The qualitative research project conducted by the Scottish Centre for Social Research (ScotCen) involved pupils, parents, school staff and selected individuals with a strategic remit, and aimed to: 

  • Examine the impact of school-based provision of healthy food and drink on pupils’ dietary preferences and practices in school.
  • Explore any impact of GCC’s approach on dietary preferences and practices in the home.
  • Identify facilitators and barriers to health eating.
  • Explore pupil and parental views in order to inform GCC’s future programmes. 
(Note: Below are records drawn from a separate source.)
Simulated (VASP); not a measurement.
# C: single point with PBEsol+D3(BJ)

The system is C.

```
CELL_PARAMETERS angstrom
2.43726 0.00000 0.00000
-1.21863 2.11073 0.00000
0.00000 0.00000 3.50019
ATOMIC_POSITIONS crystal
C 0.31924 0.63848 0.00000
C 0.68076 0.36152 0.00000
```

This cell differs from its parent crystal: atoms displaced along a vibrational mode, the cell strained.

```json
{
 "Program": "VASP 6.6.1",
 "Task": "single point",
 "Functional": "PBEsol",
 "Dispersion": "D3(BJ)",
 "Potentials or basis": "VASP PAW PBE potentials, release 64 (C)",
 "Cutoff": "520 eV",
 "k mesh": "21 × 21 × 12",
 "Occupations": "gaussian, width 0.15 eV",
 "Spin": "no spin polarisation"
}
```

Some of the key findings of this paper are:

  • Primary pupils considered initiatives such as breakfast services and free fruit schemes in primary school successful.  They were also positive regarding current school lunch provision and supported the inclusion of healthy options although some felt that choice was limited for pupils in later sittings
  • Secondary pupils were more negative in their views and criticised the quality of school meals which they felt used cheap ingredients and were bland and unappetising. 
  • In terms of whether teachers should be present in the canteen at lunchtime to encourage pupils to try new options and act as role models, primary pupils thought this may encourage uptake, while secondary pupils thought the opposite. 
  • Secondary pupils and parents felt that pupils in the early secondary years relished the freedom of leaving should at lunchtime and exploring local shops etc but that this wore off over time.  Secondary pupils felt they should be allowed to leave school at lunchtime.  A minority of pupils argued there was a case for stopping secondary pupils from leaving should at lunchtime for safety reasons and this was echoed by parents from one primary and one secondary focus group.
  • Primary pupils felt that peer influence had little impact on their own dietary practices within school, whereas secondary pupils felt that friends would often follow the same pattern of behaviour at lunchtime.  Parental influence was not viewed as holding much sway among respondents, apart from when parents provided packed lunches.
  • Packed lunches were described by pupils and parents as full of fatty, sugary foods and fizzy drinks. 
  • Barriers to taking school meals cited by pupils were that the school canteen was off-putting and cramped.  Some examples were given of unhealthy food available near the school at low cost.  Some parents were also concerned regarding the availability of unhealthy food near schools and thought that vans selling unhealthy food outside schools should be banned.  
  • School-based provision of healthy food and drinks did seem to have some impact beyond the school gate with the majority of pupils and parents stating they were buying and eating more fruit and vegetables, drinking less sugary and fizzy drinks and more water, milk and fruit juice, as well at trying out new dishes.  There were mixed views however with some respondents stating food available within schools would not influence their attitudes or behaviours and they had not changed the type of food and drinks they consumed outside of school. 
  • Despite some reservations, respondents thought that GCC should continue the healthy eating programmes in schools.  Improving the quality of school meals had different meanings for primary and secondary pupils.  Primary pupils thought that unhealthy options should not be part of the school lunch menu at all while secondary pupils felt the inclusion of unhealthy options on the menu one or two days would improve the quality. 
  • In general, respondents felt GCC should be very careful before attempting to influence families more directly in their home.  However, some suggestions for promoting healthy eating outside school were made such as cookery workshops for parents and pupils, healthy packed lunch ideas for parents and more links between health eating and the taught curriculum to name but a few.